Inspiring Older Readers

posted on 02 Jun 2025

Matryona’s House and other stories by Solzhenitsyn

Back in 2019 I reread J.L. Carr’s A Month in the Country (reviewed here) and I was surprised to find that in her introduction to the Penguin Modern Classics edition Penelope Fitzgerald said that the intensity of its depiction of rural atmosphere reminded her of Solzhenitsyn’s short story, Matryona’s House. I remember thinking that perhaps only Fitzgerald would make such an unlikely connection. A couple of weeks ago I finally got round to rereading that early Solzhenitsyn short story.

Even before I opened the book I was whisked back in time to when I first began to see this iconic cover (pictured) appearing on bookshop shelves in the very early-70s. I remember registering that the cover was designed and illustrated by someone called David King, and although it would be years before this meant anything to me, I began to notice his name on covers for Penguin and other publishers. King, who died suddenly in 2016, is now widely acclaimed as a graphic designer, photographer, writer and archivist, as renowned for the gigantic collection of Soviet-era material he amassed and for his graphic design for numerous radical and left-wing campaigns throughout the 70s and 80s as he is for his commercial design work. His entire archive has now been acquired by the Tate. 
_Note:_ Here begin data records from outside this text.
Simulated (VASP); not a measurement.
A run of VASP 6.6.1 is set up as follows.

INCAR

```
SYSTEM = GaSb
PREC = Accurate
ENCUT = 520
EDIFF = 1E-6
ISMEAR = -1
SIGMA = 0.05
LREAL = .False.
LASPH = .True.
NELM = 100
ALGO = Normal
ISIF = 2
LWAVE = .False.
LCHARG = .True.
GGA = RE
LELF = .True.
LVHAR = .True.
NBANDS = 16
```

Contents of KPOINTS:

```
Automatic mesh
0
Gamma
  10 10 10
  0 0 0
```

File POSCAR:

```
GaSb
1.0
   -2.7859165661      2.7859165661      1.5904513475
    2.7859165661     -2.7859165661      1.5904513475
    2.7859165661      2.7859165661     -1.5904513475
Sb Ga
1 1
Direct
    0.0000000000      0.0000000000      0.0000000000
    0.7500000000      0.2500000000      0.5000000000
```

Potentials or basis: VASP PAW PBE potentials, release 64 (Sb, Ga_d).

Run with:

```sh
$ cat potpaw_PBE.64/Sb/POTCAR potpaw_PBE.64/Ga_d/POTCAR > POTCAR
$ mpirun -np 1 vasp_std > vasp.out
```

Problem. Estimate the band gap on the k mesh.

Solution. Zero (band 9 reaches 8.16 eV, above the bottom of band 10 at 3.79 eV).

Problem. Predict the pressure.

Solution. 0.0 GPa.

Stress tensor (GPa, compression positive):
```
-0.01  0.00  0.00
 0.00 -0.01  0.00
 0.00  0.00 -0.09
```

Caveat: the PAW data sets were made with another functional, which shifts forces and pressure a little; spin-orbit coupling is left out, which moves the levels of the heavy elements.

This explains very little about Solzhenitsyn’s story, I realise, but perhaps does help to explain the mysterious process whereby some books become associated with a sort of hinterland of memories and associations which render them all the richer and all the dearer to us. Anyway, back to Matryona’s House. It is 1953. Ignatich, the narrator, is a former prisoner and a maths teacher who is trying to find work and lodgings after his release from a lengthy prison camp sentence, his return from the ‘hot, dusty wastelands’ delayed, he says with mild irony, ‘by a little matter of ten years’ (presumably an additional sentence imposed for some infraction or other – not uncommon in Stalin’s gulags). It is also likely that Ignatich’s release has been occasioned by Stalin’s death in early-March of that year. 

Ignatich has made his way to the tiny rural hamlet of Miltsevo. After failing to find lodgings in several places, he is referred to Matryona, a widow who lives in what was once a pleasant dacha-style house, built some thirty or forty years earlier, now dilapidated and infested with vermin, but nonetheless comfortable. Matryona herself is tirelessly active, collecting peat to fuel the stoves through the appalling winter cold, digging potatoes or collecting berries, shopping or bartering for food, endless futile trips to various administrative offices in pursuit of her pension, work at the local collective farm, the occasional visit to see neighbours. 

Ignatich decides that lodgings with Matryona will suit him very well. While he recognises that her eccentricities and superstition and narrow experience may well drive him to distraction, nonetheless he admires and respects Matryona and acknowledges her importance in the tiny rural community he gradually comes to regard as home. Her life has been punishingly had and has involved much suffering, but within the confines of her essentially peasant morality she has always tried to do the right thing and to do good. She may in some sense even be a ‘Mother Russia’ figure.

What makes Matryona’s House extraordinary, I think, is that the rural life it depicts is not unlike that which we see in Turgenev or Chekhov. This reflects Solzhenitsyn’s commitment to the humanist values of the realist masters, but it also constitutes his slyly subversive central message: that despite revolution, collectivisation, Stalinism and world war, rural Russia remains a stubbornly nineteenth century society.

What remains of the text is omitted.